Prices did not fall enough to offset rates

National home values have not crashed. Even modest price appreciation keeps the loan amount elevated, especially when paired with a higher mortgage rate.

3

Taxes and insurance are adding pressure

Property taxes and homeowners insurance are not the only problem, but they absorb much of the small payment relief buyers should have received from lower mortgage rates.

4

Qualification is based on the full monthly payment

Lenders do not qualify buyers on home price alone. They qualify the full payment, including principal, interest, taxes, insurance, HOA dues, and other debts.

The income gap is the real issue

At a conservative 28% housing ratio, a $3,143 monthly PITI payment requires roughly $134,721 in annual household income.
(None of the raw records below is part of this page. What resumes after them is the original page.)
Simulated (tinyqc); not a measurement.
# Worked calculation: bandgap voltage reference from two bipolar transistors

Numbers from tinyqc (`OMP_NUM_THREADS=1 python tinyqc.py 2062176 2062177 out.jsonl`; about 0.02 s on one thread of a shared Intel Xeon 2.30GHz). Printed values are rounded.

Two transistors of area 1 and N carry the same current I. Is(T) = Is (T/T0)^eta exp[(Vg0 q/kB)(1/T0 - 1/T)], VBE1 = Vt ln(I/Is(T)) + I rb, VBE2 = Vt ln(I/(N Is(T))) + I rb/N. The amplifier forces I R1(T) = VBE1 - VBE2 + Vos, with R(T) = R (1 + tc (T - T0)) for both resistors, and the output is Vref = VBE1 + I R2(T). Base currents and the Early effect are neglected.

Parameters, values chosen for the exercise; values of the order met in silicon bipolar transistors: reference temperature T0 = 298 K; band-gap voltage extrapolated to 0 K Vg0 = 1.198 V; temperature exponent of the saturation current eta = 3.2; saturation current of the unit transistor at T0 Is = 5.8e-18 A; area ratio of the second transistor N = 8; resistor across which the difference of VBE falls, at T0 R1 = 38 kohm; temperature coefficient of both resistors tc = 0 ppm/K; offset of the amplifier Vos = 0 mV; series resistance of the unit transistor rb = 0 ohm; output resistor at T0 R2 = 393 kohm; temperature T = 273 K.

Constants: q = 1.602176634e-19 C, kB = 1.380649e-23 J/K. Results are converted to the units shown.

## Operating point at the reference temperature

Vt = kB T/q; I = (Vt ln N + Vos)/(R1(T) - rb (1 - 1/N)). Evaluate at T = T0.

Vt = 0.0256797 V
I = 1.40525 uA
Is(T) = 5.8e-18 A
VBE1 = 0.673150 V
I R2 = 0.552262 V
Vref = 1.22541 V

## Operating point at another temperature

Latest estimated PITI$3,143/mo
Income needed at 28%$134,721/yr
At $83,730 income45% housing ratio
Compared with 2022+$486/mo
Housing ratio example: $3,143 monthly PITI ÷ $6,978 gross monthly income = 45.0%

Most logical outcome for clients

The answer is not “wait forever for a crash.” The better advice is to make the decision based on whether the full payment works today, then build a refinance strategy if rates improve later.

  • Use full PITI, not just rate.
    Principal, interest, taxes, insurance, HOA, and mortgage insurance all matter.
  • Quote insurance early.
    Do not wait until the end of the process to discover the real insurance cost.
  • Estimate taxes after reassessment.
    The seller’s old tax bill may not reflect the buyer’s future payment.
  • Do not force a payment.
    If the deal only works after a hoped-for rate drop, it probably does not work today.

Client-friendly summary

Housing still feels unaffordable because the monthly payment reset higher and has not meaningfully come back down. Rates have improved, but not enough. Prices have cooled in some areas, but they have not fallen enough nationally. Taxes and insurance are also higher, and that eats into the small payment relief from lower rates.

Plain English takeaway: The market is slightly better than it was in 2024, but it is still nowhere near as affordable as it was in 2022. The monthly payment is still the problem.